I assumed that it contained everything played on the record and the chord symbols were for rhythm guitar, the top staff was lead guitar, the middle one was other instruments and the bottom one was bass guitar. WRONG!!
Nobody told me they were just simplified piano arrangements. I couldn't read music at the time but I could work out the notes one by one from a school text book so I was completely baffled when trying to follow the song on paper while listening to the track. They hardly ever seemed to match up. I would hear a great guitar lick from Harrison but there was no sign of anything remotely similar on the page.
I learned later they are just piano arrangements and they were produced that way because, at the time piano was still considered the right way to present song arrangements. The fact that guitar had exploded onto the pop music scene and completely dominated it was lost on those publishers and professional transcribers from an earlier generation who seemed reluctant to accept the guitar as a proper instrument at all.
Guitarists had to make do with those simple little chord boxes at the top and be thankful for it. I also learned later that those chord shapes usually bear no resemblance to the shapes actually used.
Worse than that - songs would often appear in downright unfriendly keys, such as E flat, when they were actually in simple keys like D. (Apparantly E flat is a friendly key for pianists).
A lot has improved. At least now they tell you when it's a piano arrangement and don't just expect you to assume it.
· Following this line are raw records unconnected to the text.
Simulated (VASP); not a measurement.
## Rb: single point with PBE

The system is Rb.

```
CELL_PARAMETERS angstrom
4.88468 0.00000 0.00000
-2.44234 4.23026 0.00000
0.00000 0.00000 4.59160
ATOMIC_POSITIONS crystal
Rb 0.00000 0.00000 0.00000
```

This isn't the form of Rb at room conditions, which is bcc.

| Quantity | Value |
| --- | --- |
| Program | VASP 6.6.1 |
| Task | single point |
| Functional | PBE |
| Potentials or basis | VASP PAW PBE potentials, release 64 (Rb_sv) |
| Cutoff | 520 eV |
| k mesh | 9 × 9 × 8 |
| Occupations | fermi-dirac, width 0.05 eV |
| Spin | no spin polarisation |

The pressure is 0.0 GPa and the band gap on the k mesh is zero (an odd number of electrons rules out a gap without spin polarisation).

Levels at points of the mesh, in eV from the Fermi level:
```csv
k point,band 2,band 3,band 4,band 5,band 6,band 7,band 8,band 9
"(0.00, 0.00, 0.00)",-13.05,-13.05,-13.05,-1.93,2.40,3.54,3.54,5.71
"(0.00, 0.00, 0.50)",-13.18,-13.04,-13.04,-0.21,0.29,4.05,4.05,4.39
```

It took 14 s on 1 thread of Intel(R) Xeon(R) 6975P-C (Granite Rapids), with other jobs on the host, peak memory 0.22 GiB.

If tab is provided then you know that it has been written especially for the guitar part and that's what you should play from if you just want the guitar part. But if you want to make your own arrangement of the whole song from whichever instruments are used, then transcribe the piano part - or at least a simplified version as the two handed piano part usually has more notes than you can manage on one guitar.
The chord boxes are just a simplified version of the harmonies of the music - ok for strumming along and singing but pretty useless for anything more elaborate - That's what the tab and notation are for.